Increasing temperatures are impacting grape production, winery logistics and affecting resultant wines. To address this we tested the efficacy of a film-forming antitranspirant, di-1-p-menthene, to manipulate winegrape ripening. Berry weight, bunch weight and yield were increased in treated vines, but anthocyanin concentration was reduced. Pinot Noir and Shiraz wines made from treated vines were lower in alcohol concentration, providing an alternative to water addition at the winery and in keeping with a growing consumer trend for lower alcohol products. Pivot profiling results highlighted perceived attribute differences, suggesting this treatment might provide vignerons an easily adoptable mitigation tool to address vintage compression and other climate change effects.
To determine if winegrape production could be manipulated without negatively affecting specific grape and wine parameters, this project tested the efficacy of an antitranspirant on two red Vitis vinifera L. cultivars, Shiraz and Pinot Noir.

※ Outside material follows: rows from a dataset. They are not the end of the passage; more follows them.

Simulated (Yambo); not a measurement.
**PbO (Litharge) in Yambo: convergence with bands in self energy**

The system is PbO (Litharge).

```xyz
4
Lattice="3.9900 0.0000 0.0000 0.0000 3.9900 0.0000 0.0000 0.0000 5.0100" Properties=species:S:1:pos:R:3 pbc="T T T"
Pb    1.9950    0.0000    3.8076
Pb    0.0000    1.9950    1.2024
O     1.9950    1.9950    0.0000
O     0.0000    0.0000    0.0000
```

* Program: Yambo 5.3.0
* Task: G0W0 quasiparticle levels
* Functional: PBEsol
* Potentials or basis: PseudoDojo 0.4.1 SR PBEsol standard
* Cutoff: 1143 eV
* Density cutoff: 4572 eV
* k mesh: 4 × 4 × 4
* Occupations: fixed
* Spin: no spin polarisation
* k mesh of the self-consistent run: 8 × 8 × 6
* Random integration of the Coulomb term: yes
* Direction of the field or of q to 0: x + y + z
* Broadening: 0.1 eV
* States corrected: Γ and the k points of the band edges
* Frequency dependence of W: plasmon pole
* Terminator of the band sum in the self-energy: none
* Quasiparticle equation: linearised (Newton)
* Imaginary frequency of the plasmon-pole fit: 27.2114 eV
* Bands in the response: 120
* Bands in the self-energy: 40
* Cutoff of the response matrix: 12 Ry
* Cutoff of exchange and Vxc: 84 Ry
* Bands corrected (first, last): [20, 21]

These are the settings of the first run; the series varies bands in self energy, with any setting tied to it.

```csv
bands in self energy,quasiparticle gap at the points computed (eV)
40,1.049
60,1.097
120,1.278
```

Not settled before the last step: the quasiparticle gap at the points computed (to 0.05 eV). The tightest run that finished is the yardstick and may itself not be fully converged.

Nine field trial sites were established on commercial vineyards across seven wine growing regions of NSW. The antitranspirant di-1-p menthene was applied at a 1% application rate as a single treatment at pre-flowering, pre-veraison, or both, to form a flexible film surface coating. The coating forms a physical barrier which reduces water loss from the leaves, bunches and other vine parts, whilst allowing them to breathe normally. These were compared against an untreated control.
The trial was undertaken in one season during drought-declared conditions of 2017-2018 in NSW, providing an excellent opportunity to trial the effectiveness of the antitranspirant. Berry weight, bunch weight, and yield were all increased across the majority of sites, while pH and titratable acidity (TA) remained mostly unaffected by application of the antitranspirant. Reductions in °Brix and anthocyanins occurred across several sites, with no impact on total phenolics across any site.
Juice samples were taken from the sites in which wines were made. No differences in pH or Baumé occurred. However, TA was increased in juice from all treatments except the dual antitranspirant treatment for Pinot Noir. Shiraz YAN was not affected by the antitranspirant while Pinot Noir YAN was decreased in all treatments.
Alcohol concentration was decreased in both Pinot Noir and Shiraz wines from treated vines. Total red pigments in the Shiraz were significantly reduced in all antitranspirant treatments. Acetic acid concentrations were increased by the treatment, with TA decreased in Pinot Noir wine and pH increased in Shiraz wine with treatment. However, no significant differences resulted between treatments in free, bound or total sulphur and phenolics in both wines.
Pivot profiling was able to separate the Pinot Noir trial wines in a more distinct and logical manner than Shiraz trial wines. Perceived attributes of antitranspirant wines were expressed as less ripe, green, herbaceous and high acidity whereas control wines were characterised as more red (less orange/brown), darker and associated with higher alcohol and complexity.
This project achieved its aim of evaluating use of the film-forming antitranspirant di-1-p menthene on two red grape varieties across different viticultural climatic zones of NSW. These preliminary results suggest this treatment might provide vignerons with an easily adoptable mitigation tool to address vintage compression and changes to grape, juice and wine characters caused by climate change. However, further long-term research across several seasons is required to assess the full potential and benefit of its use.